A training opportunity in data analytics
The group hackathon aims to use data visualization to understand how people perceive technological and societal risks, from nuclear power to artificial intelligence!
Participants will work in small groups of 4 to 5 people to produce data visualizations with the goal of understanding risk perception, in particular, exploring the potential of novel semantic models to predict risk perception and how well these fare relatively to the classic psychometric model (cf. Fischhoff et al., 1978).
In what follows, we first provide an overview of the available data, and, second, provide a set of tasks that the groups are asked to complete. The tasks have been designed to offer both an overview of the data as well as a training opportunity in data wrangling and data visualization using R. Each group can, in addition, and time permitting, use the data set to create additional visualizations or analyses that can shed light on the topic of risk perception - the sky is the limit!

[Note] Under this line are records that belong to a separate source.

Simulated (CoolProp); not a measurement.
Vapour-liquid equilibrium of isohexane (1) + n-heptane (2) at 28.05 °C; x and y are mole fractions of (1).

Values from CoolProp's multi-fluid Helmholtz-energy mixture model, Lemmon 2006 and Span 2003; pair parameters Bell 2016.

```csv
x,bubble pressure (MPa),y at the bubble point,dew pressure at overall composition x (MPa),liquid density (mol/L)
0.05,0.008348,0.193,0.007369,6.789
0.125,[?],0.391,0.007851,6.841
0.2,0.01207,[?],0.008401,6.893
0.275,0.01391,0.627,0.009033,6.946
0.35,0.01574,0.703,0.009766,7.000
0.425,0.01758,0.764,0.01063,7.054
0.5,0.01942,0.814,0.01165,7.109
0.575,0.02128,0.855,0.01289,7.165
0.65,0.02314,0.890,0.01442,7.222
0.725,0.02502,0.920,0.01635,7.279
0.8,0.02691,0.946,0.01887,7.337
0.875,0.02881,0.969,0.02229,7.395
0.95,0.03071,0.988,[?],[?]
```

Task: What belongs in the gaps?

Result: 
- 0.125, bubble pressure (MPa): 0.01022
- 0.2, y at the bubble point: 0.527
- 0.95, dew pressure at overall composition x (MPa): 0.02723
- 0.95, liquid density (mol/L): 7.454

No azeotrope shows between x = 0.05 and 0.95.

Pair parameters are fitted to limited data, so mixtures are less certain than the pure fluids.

We will use data from an ongoing project by Zak Hussain, Dirk Wulff, and Rui Mata that aimed to create the largest data set concerning risk perception to date so as to test novel semantic models of risk perception.
The project stems from a pre-registered study conducted in 2022. The table below provides an overview of pre-processed data stemming from the study that is made available for the purposes of the hackathon. You can find a link to the data here.
Risks and Risk Ratings
Variable | Description |
---|---|
word |
1004 risks for which Hussain et al. obtained risk ratings from an online survey. |
cluster |
A categorization of each word/risk into different categories (e.g., Activities/Technologies, Transportation). The clustering was performed using free association data using a standard clustering algorithm. |
risk_rating |
Mean of participant risk ratings given to each word on a scale of -100 (safe) to +100 (risky). |
Psychometric Model
The following variables represent mean responses given on 7-point likert scale to the associated questions in the online survey:
Variable | Description |
---|---|
psych_voluntary |
Are individuals exposed to this risk voluntarily or involuntarily? (1=voluntary, 7=involuntary) |
psych_fatal |
How fatal are the consequences of this risk? (1=not-fatal, 7=fatal) |
psych_immediate |
Is death from this risk immediate or delayed? (1=immediate, 7=delayed) |
psych_dread |
Is this a risk that individuals can reason about calmly or is it one that they have great dread for? (1=calm, 7=dread) |
psych_catastrophic |
Is this a risk that kills one person at a time (chronic) or a risk that kills large numbers of people at once (catastrophic)? (1=chronic, 7=catastrophic) |
psych_controllable |
Is this risk controllable or uncontrollable for the individual exposed to this risk? (1=uncontrollable, 7=controllable) |
psych_known_sci |
Is this risk known or unknown to science,Is this risk known or unknown to the individuals exposed to this risk? (1=Known, 7=Unknown) |
psych_known |
Is this risk known or unkown to the individuals exposed to this risk? (1=known, 7=unkown) |
psych_new |
Is this risk new or old? (1=new, 7=old) |
‘psych_pc[1-9]’ | 9 principle components obtained via principle component analysis of the above psychometric dimensions |
in_Fisch |
Boolean indicating whether the word is contained in Fischhoff et al. (1978). |
psych_pred_risk |
Predicted riskiness of each word according to 9 psychometric dimensions (above) |
Semantic Models
The following are predictions from GloVe and SWOW semantic models that were trained on online text or free association data, respectively.
Variable | Description |
---|---|
glove_pred_risk |
Predicted riskiness of each word according to an embeddings model trained on online text data (GloVe) |
swow_pred_risk |
Predicted riskiness of each word according to an embeddings model trained on free association data (SWOW) |
The first task should be for you to get some intuitive understanding of the distribution of ratings and the associated psychometric dimensions. How riskily are the different categories of risks (e.g., techonolgical, transportation, health) perceived? How much variance is there within each category? Consider using visualization of distributions, for example, using density plots.
To what extent do the risk perception results match the classic findings on risk perception? Does a two-dimensional visual representation of risks match well the patterns by Fischhoff et al. (1978)?
Bonus Task: How might you label psych_pc1
and psych_pc2
to make them interpretable? Which of the original 9 psychometric dimensions do the 2 principle components relate to the most?